This college’s first mariachi class is preparing for a free concert at 7:30 p.m. Wednesday in the auditorium of McAllister Fine Arts Center.

The mariachi ensemble will be accompanied by two opening acts, Brackenridge High School’s Mariachi Aguilar and three youth vocalists from Armando Chapa Middle School from Kyle, Texas, mariachi Director Alicia Covarrubias said.

This college’s mariachi ensemble consists of violins, trumpets, guitarron, guitar, vihuela and an accordion. Performances will include rancheras, sones, boleros and huapangos. Eight songs will be played, and most are commonly known in Mexican culture, such as “El Son de La Negra” popularized by Mariachi Vargas de Tecalitlán.

The class is a section of MUEN 1132, Instrumental Chamber Ensemble. It was offered for the first time this semester.

Covarrubias, an adjunct at this college, said her mariachi group is composed of mostly English speakers, and only about two or three of her 13 students actually speak Spanish. During class, pronunciation is practiced, but her students mostly get all of it, Covarrubias said.

“Most are used to singing Spanish and not speaking Spanish,” Covarrubias said.

“Everyone sings even if it’s a big part,” she said.

To be in the group, Covarrubias said all members must audition for the ensemble. They have to be vocally and musically experienced, she said. A select few of her students perform mariachi professionally while not in school.

Covarrubias has also played professionally most of her life and is a violinist in a group called Mariachi Rayas del Sol. She is a mariachi alumna from Brackenridge High School and graduated from Texas State University with a music education degree with an emphasis in voice under the Latin music studies department.

Covarrubias said it’s important for the community to embrace Mexican culture.

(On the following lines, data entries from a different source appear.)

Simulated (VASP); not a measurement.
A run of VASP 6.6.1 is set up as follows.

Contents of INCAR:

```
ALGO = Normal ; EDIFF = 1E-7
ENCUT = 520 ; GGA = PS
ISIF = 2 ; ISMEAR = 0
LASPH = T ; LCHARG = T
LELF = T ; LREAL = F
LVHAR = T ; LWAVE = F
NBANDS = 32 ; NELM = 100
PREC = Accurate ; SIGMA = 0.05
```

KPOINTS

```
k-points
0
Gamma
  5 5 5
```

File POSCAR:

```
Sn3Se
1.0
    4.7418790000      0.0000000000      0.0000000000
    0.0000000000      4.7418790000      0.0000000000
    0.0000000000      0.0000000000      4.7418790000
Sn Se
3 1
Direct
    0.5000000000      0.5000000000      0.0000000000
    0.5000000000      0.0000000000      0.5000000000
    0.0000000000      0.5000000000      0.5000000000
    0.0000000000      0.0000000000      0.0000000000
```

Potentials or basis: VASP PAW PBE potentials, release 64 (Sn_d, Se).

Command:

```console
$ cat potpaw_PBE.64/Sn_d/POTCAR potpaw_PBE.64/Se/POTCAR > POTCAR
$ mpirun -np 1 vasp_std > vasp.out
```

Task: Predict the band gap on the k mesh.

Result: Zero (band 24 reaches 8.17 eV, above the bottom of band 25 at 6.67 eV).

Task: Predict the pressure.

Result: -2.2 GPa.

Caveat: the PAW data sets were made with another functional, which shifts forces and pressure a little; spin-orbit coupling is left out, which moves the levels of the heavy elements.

“It’s important for the music department to have diversity,” Covarrubias said.

“Very few mariachi programs are offered at schools,” she said.

“I’m glad to share the diversity,” Covarrubias said.

Music sophomore Daniel Gonzalez said he feels privileged to be a part of a new tradition. Gonzalez started learning mariachi music as a guitarist in middle school, but his interest in the music grew when he played the vihuela in high school. The vihuela is a larger guitar with a higher pitch.

There are three instruments in the ensemble from the string family: Guitar is the medium sound, guitarron is lower and vihuela is higher. Gonzalez talked about what mariachi music meant to him as a Hispanic.

“You can’t drive around in the car without playing Vicente Fernandez or at a gathering having the drunk person singing,” he said, referring to a popular mariachi singer famous for his version of “Volver, Volver.”

“It’s a piece of culture,” Gonzalez said.

Fine Arts chair Jeff Hunt said now that this college has a Mexican-American studies program, “I would like to reach out to the professors if they would be interested in a Mexican-American music appreciation course.”

Covarrubias and the mariachi group has been preparing for the concert since after her hiring in early February, she said.

“I’m extremely proud of my first mariachi ensemble,” Covarrubias said.

“They’re hard workers and all share the same passion for mariachi as I do,” she said.

The mariachi concert is a free event, but donations are welcome.